Be Rich in Your Life

Your life will be a success once you realize that it is the people and experiences in your life that make you rich, and not how much stuff you have. You can’t drive that leased car on your deathbed, but you will surely remember all the people you love and who loved you, and the things you did together. Live BELOW your means, get our of debt ASAP, and invest all you can (some folks are able to tweak their lives so well that they invest 40-50% of their income every year!

Roth IRAs, Part II

Roth IRAs, Part II

There is a lot to learn about Roth IRAs, and we are covering the main points in these two articles. When you decide to open one of these accounts, please seek out professional advice, and also seek out a tax professional for those type of questions. What we write here is correct to our best knowledge as of July 2014, but tax laws can change, so consult a tax expert.

That disclaimer out of the way, it’s on to Part II!

We have not talked about contribution limits, and distribution rules, so let’s jump in the pool, OK?

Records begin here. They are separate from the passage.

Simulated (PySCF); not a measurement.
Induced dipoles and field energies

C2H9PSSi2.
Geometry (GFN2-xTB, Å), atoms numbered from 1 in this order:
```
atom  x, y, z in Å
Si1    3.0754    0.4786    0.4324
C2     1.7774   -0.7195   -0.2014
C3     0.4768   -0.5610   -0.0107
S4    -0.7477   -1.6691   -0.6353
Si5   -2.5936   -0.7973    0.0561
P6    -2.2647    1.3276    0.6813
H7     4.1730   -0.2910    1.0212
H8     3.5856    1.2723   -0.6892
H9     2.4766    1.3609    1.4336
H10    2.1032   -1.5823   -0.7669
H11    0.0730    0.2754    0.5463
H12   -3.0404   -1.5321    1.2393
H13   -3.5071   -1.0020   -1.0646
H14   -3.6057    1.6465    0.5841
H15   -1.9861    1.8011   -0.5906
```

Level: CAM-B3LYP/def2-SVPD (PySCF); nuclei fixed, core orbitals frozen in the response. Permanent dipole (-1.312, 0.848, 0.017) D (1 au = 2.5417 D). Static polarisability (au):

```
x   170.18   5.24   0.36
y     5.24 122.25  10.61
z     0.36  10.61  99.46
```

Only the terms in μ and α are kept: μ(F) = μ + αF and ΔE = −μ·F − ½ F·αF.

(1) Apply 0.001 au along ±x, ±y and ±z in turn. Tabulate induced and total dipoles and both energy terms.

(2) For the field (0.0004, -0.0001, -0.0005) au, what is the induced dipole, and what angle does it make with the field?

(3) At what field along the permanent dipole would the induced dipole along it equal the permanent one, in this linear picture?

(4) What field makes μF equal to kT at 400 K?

Any money going into IRAs, Traditional or Roth has to come from earned income. If you get your income from interest, dividends, or other unearned pay, these retirement accounts are beyond your reach.

For folks with earned income, as of the 2014 tax year you can invest $5500 a year into a Roth IRA, $6500 if you are over 50 years of age. Using a monthly cash flow plan (and you should), that would mean investing $458 or $541.66 per month. If you can’t do that much, that is certainly OK. There are investments out there that you can start for a little as $100.00 1. Get out of debt, 2. grab whatever free match money your employer is offering in your work retirement plan and then 3. open your Roth!

But Roth IRAs also have income limitations. If you make too much income, you can’t contribute to a Roth IRA.* The only IRA high income earners can contribute to is a non-deductible (after tax) Traditional IRA.

See the asterisk? It’s an important one for high income earners. We’ll talk about that asterisk VERY soon.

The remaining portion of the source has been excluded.